Wednesday, May 19, 2010

Suzanne Kirkbright's Karl Jaspers biography

Suzanne Kirkbright's 2004 Karl Jaspers biography contains one remarkable omission and at least one incomprehensible sentence.

I can make no sense of this:
Jaspers' actions on behalf of his wife's and his own sense of dignity were, however, largely halted by Hitler's takeover of power as Chancellor on 30 January 1933." [pg 142]
She is speaking of 1937 and after - specifically his diary from 1939 to 1942. She completely evades the question of how Jaspers obtained exemption. She utterly evades the issue of what was required of him morally - ethically - to protect Gertrud in light of what befell her brothers in the years 1933 and after given that Gertrud had sacrificed all for him: she had no career which she could pursue upon emigration or even as grounds for emigration other than to Palestine.

Which actions of his were "halted"?

The footnotes to a book she cites are more revealing: Ehrlich and Wisser pg 334 explicitly discuss Gustav Adolf Scheel and his likely or possible role in the protection of Jaspers. Perhaps her intent was not to tar the name of Jaspers with the misdeeds of Scheel - Wisser and Ehrlich are less circumspect and do not suppress the Hans Saner footnote.

It is troubling that Gertrud advised Jaspers against publishing his note on Heidegger in the first Edition of the Schilpp volume on Jaspers: Jaspers would have preferred to keep quiet about Heidegger even - or perhaps especially - during the "whitewash" years at Heidelberg. Had it been common knowledge that Heidegger was so close to Jaspers, had Jaspers August 23, 1933 letter to Heidegger been known - Jaspers could not have been called upon by Heidelberg.  It places the eventual post-war flight of Jaspers to Basel in quite a different light.

We are told that during the war Jaspers took inner flight to the thought of the East, as did Hermann Hesse - but not Dietrich Bonhoeffer and many others.  There is no record of Jaspers speaking up when the first objections slowed the implementation of Action T4 "euthanasia" as a key step in selective democide.

One aid will be to have the 1923, 1946 and 1961 editions laid out as web e-documents along with the 1933 "Theses" of Jaspers and his letter to Heidegger.

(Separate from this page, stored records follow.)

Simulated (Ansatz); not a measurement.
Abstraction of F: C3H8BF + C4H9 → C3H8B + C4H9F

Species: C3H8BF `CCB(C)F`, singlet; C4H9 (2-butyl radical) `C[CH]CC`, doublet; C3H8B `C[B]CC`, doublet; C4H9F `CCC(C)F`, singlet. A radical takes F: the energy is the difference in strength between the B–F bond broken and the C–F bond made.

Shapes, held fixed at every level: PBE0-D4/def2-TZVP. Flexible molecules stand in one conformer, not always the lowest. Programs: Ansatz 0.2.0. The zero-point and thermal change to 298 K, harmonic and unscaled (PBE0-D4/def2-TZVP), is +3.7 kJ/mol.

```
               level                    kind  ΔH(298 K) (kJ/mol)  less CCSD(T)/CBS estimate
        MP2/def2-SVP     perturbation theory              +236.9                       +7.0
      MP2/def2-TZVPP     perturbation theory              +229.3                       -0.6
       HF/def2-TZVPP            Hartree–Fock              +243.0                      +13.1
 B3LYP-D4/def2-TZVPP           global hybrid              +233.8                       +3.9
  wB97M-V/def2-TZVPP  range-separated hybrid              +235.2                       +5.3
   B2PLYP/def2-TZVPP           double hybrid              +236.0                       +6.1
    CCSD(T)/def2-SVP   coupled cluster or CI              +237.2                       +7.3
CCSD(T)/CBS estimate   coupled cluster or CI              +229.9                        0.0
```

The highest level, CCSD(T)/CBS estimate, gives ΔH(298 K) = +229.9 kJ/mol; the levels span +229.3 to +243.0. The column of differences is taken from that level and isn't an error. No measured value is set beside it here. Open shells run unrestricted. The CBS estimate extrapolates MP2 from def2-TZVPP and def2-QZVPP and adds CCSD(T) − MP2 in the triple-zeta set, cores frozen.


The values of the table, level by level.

In many matters we have only Jaspers declarations to go by, so his letter to his parents [quoted in Kirkbright, pg 150] is critical to assessing his thought and not his thought as he chose to present it in the post-war years.

I am still without access to a first edition of Die Geistige Situation der Zeit which is also critical: one must see the actual revisions just as we now look for these in Heidegger's work and in such texts as Elfride Heidegger's letter to Malvine Husserl.